Jefferies raised its price target on Tesla to $850 to $700.
Automakers are set to improve margins by operating with less and better-allocated capital and Tesla is leading the way on earnings momentum and capital allocation, equity analyst Philippe Houchois said in a note to clients.
Looking into 2022 for Tesla, Jefferies sees higher global battery-powered electric vehicle demand, more battery and assembly capacity, and a broader model line-up including the Tesla S and Cybertruck.
Tesla shares were up as much as 3% on Monday, bringing them to largely flat on a year-to-date basis. The stock’s price has come down considerably from record highs reached in January.
“Tesla shares went through a healthy re-basing so far this year with execution risk and ‘noise’ dominating the investment case while Legacy [original equipment manufacturers] were fighting back with their own transition plans,” said Jefferies, in reference to rival auto makers.

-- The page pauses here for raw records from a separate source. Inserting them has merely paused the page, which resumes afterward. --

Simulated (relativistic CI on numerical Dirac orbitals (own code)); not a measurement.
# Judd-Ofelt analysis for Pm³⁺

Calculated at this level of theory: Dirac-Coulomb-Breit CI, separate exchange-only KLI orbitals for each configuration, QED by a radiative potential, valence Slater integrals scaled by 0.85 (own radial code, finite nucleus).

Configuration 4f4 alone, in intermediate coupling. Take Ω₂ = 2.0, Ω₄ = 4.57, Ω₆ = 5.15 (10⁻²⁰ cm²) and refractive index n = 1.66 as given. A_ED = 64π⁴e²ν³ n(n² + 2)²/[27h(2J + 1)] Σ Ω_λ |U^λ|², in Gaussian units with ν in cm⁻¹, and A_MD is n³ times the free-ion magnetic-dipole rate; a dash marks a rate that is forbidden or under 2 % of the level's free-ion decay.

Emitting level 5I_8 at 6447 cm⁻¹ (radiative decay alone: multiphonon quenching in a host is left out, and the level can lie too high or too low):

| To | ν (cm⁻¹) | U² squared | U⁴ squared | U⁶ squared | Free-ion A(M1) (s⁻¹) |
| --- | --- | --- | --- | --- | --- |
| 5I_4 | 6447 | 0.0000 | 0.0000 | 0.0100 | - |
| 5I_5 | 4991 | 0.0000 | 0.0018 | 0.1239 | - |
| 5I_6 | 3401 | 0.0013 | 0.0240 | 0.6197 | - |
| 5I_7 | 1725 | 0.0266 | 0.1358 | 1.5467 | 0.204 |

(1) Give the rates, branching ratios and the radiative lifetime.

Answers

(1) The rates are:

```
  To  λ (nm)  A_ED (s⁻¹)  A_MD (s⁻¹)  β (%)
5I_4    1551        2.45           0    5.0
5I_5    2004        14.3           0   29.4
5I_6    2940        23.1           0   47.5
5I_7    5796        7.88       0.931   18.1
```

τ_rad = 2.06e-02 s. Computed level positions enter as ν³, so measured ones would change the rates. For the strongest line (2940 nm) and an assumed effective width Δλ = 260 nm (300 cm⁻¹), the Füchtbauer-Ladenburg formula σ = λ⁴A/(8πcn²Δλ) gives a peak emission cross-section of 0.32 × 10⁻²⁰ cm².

But Tesla produced its strongest and cleanest set of financial figures in the second quarter before stepping up its product mix, said Jefferies. It raised its 2021 and 2022 estimates for Tesla’s net earnings before interest and tax by 17% each, to $5.5 billion and $8.03 billion, respectively.
“From low model complexity to direct distribution, Tesla is the benchmark [for capital employed] and should remain for sometime even as the model range expands (no legacy to wind down) and the company expands its network of physical stores and repair centers,” Jefferies wrote.